Oh, Dear me...

on 17 December 2014

I am drowning y'all.  Drowning in the holidays and not nearly enough energy to keep everything all together.  I should tell you about our Thanksgiving trip to Savannah, and the fun that was had.  I have some darling pictures of my little ones with their MeeMaw that need sharing.  I should tell you about my good intentions for a streamlined, well organized holiday season, that would be high comedy, for that has not materialized...well, it's streamlined, but it's not very well organized.  I should be able to show you pictures of Chris' Christmas socks for this year, for they are wonderful and my own design, but alas, NOT finished yet.

So instead, I'm going to share with you two of my THREE favorite things about Christmas this year, they are both videos and both promise to lift your spirits if you're feeling a bit frazzled and irritable.  The third favorite thing I can't share with you, but WISH I could and that is the experience of watching my two babes who are OBSESSED with these videos watching them over and over and over and over and OVER again, and sneaking off with my phone to watch them again, and begging me in the morning and at rest time and at dinner time and before bed to "Pease watch Angels one more time?!"  Both of them have both videos memorized and listening to them sing or read along with them is pretty much the highlight of my Christmas season.  So while I can't give you that Third favorite thing, here are the first two.  Grab some cookies and milk and enjoy.




The Reckoning

on 10 November 2014

Remember how 2014 was supposed to be the year I knit for myself?  I had 3 sweaters planned (a heavily cabled aran pullover, a traditional fair isle cardigan, and a plain and simple cardigan).  It was also supposed to be the year that I lost weight and gained perspective.  Turns out that was a little too much to ask of myself.

Yeah, the sweaters?  Not one of them happened.  NONE.  Zip.  Zero.
I lost weight...and then gained a baby!  I'm not sad about that.  (I'm halfway through the pregnancy and will be even happier when our wee one is here.)
I gained a lot more perspective than I think I wanted.  Turns out perspective is highly overrated.

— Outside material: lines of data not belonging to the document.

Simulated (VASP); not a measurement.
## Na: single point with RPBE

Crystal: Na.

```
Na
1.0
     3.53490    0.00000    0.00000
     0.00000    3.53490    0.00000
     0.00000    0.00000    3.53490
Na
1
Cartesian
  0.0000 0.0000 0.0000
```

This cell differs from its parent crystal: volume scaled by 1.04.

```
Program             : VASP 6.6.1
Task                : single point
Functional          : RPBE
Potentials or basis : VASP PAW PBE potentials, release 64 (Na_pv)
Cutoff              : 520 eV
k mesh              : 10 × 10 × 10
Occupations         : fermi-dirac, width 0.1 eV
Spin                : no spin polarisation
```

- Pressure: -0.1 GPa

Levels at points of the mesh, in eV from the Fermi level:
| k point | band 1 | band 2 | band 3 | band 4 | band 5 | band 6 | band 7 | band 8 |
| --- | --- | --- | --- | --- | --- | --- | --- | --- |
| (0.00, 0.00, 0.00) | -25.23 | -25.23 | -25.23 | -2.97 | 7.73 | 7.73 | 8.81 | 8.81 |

I have been trying to think about what I got done this year, in knitting terms, and I'm kind of drawing a blank.  I made a pink sweater for the Girl...and several baby sweaters for friends.  I made the Girl a pair of socks...and a hat.  And I think I may have finished a single pair of socks for me.  And I did my yoke sweater last winter, I think.  But that's it.

2014 was the year that kicked my butt all over North Carolina.  And I shall not be sorry to see the back side of it.

I'm also starting to rethink the value of resolutions of any kind.  When you don't know what's coming down the pipeline of the year ahead, how dumb is it to make all of these ambitious goals?!

I'm working on the second mitt for my sister in law.  The second one is a lot less sad than the first one was, so that's nice.  But I haven't even started Chris' Christmas socks, and he wants cables so they're going to take a while...

And while I have become a thoroughly unimpressive knitter, you should hear my Boy recite Shakespeare!  He can do Puck's epilogue from A Midsummer Night's Dream, the tomorrow and tomorrow and tomorrow speech from MacBeth, the 7 ages of man speech from All's Well that End's Well, and the witches speech from MacBeth.  We're working on Prospero's epilogue from the Tempest and then I'll need to do some more videos.

Meanwhile the Girl still isn't really potty trained.  She stays dry when she's awake and in undies...but refuses to sit on the potty and find any kind of relief. 

What can I say, my life is a treadmill of 2 steps forward, 1 step back.

But at least the company is good!

Back to It

on 29 October 2014

This time last year, my Grandma got sick.  It was the beginning of the process of her dying, and while we were all hoping for her sake that it would be swift, it wasn't.  It was very hard to watch.

I learned to knit 5 years ago, partly because I wanted to be able to make clothes for me and my family, but also because I wanted to make my Grandma proud of me.  I always thought that she loved my sisters more than me.  And in our last conversation, she told me that she knew I thought that, but that really it was just that she had had more time with them than she had with me.  Yes, it was heartbreaking, but also good because it gave us both the chance to tell each other that we loved each other now and it was ok.

My knitting this time last year was all fairly simple and it was such a painful thing to go and see her so changed from what I was used to, that I need a MUCH more distracting project, something that required my total concentration.  So I started an intricate pair of Latvian mittens for my sister-in-law.  I made it through the cuff before my Grandma passed away, and then I was just too sad to face them.

They languished in my Bin of Unfinished Business through the Spring, in the storage unit, through the Summer, and just last week I got them out again.  We're going to Savannah for Thanksgiving and I'm determined to finish them before we leave.

They are intricate and pretty.  The colors that Kristi chose play in interesting ways off of each other.  But looking at them makes me sad.  I shall be glad to give them a home where they will be looked at and worn, and make the receiver happy instead.